If we use a fixed-point system with the decimal point between the 4th and 5th digits, then PI is represented as `0003 1416`. Two times PI can be accomplished using simple integer addition as PI + PI (`0003 1416` + `0003 1416` = `0006 2832`), but what happens when we multiply PI (`0003 1416`) by 2 (`0002 0000`)? Using normal integer multiplication we end up with 628320000, which is too big to fit in our 8-character storage space. The simplest fix is to shift the digits to the right before multiplying--`0003 1416` x `0002 0000` becomes `0000 0314` x `0000 0200` = `0006 2800`. As you can see, we've just lost two digits of precision, so while this method does work, it doesn't work well. There are methods to overcome this that are still much faster than using floating point, so systems that do not implement floating point numbers can perform multiplication without losing precision.

Summary

Hopefully, that explanation gives you a better understanding of how the two number systems work and relative strengths and weaknesses of each. Of course a real computer system does this all in binary instead of base-10, but the concepts are the same. There are also some reserved patterns of bits in the floating point number system to represent +infinity, -infinity, the very smallest values on either side of 0, and NaN. Fixed-point numbers do not have any reserved patterns, and typically use the most significant bit to represent positive or negative values, just like regular integers.

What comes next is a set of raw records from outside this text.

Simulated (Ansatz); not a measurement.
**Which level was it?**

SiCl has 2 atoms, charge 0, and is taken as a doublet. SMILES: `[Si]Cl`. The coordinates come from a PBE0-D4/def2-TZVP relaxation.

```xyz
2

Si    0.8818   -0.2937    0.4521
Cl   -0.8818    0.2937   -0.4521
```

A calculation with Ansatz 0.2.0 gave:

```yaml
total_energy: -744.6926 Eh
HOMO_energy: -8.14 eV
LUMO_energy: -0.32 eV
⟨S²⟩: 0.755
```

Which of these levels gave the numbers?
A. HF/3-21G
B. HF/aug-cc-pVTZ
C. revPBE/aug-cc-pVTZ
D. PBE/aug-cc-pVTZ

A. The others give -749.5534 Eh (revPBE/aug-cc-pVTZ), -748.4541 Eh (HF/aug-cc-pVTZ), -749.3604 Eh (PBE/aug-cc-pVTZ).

I think your are talking about floating-point numbers and fixed-point numbers. Whether they are decimal or binary is beside the point here.

In layman's terms, think of a decimal fraction represented in the scientific notation, like 5.3 x 10^-3. You can adjust the exponent so that the significant digits are represented as an integer, e. e. 5.3 x 10^-3 = 53 x 10^-4. In other words, you can get rid of the decimal point. Thus, any decimal can be represented as two parts: an integer, called the mantissa, and the exponent, which is the appropriate power of 10.

Now imagine that you have a fixed number of digits that you can use to represent your number. Some of those digits have to be used to represent the mantissa, and some must be used for the exponent. In the case of a fixed-point number, you decide ahead of time how many digits to use for the mantissa, and how many for the exponent. In the case of a floating point number you can adjust how many digits to use for each part on the fly, depending how many significant digits your number has.

All of this is just as true for binary or hex fractions, as it is for decimals.

The floating-point representation allows you to get a better precision for the same number of digits, but it is more complicated, meaning that it requires more CPU instructions per operation.

Fixed point numbers have the decimal always at the same position. For example, an 8-digit fixed-point decimal system with the decimal between the 4th and 5th positions would represent 123.45 and 6789 as 0123.45 and 6789.0000. It could not represent 1,234,567,890, however, nor 0.00000000009.

Floating point numbers use scientific notation. They define a certain number of "significant digits, and represent every number as so many integers and so many decimal points times the base number of the system to an exponent value. For example, 123.45 and 6789 could be represented by 1234.5000 x 10^-1 and 6789.0000 x 10^0, or they could be represented with a single digit before the decimal place, 1.2345000 x 10^2 and 6.7890000 x 10^3. 1,234,567,890 would be represented as 1.23445678 x 10^9 in this last example. 0.00000000009 would be represented as 9.0000000 x 10^-10. Because the decimal isn't fixed, floating point numbers can represent a much larger set of numbers, from very small values (with a large negative exponent) to very large values (with a large positive exponent).

Note that in the computer, base 2 (0's and 1's - binary) is used instead of base 10 (digits 0 through 9, or decimal).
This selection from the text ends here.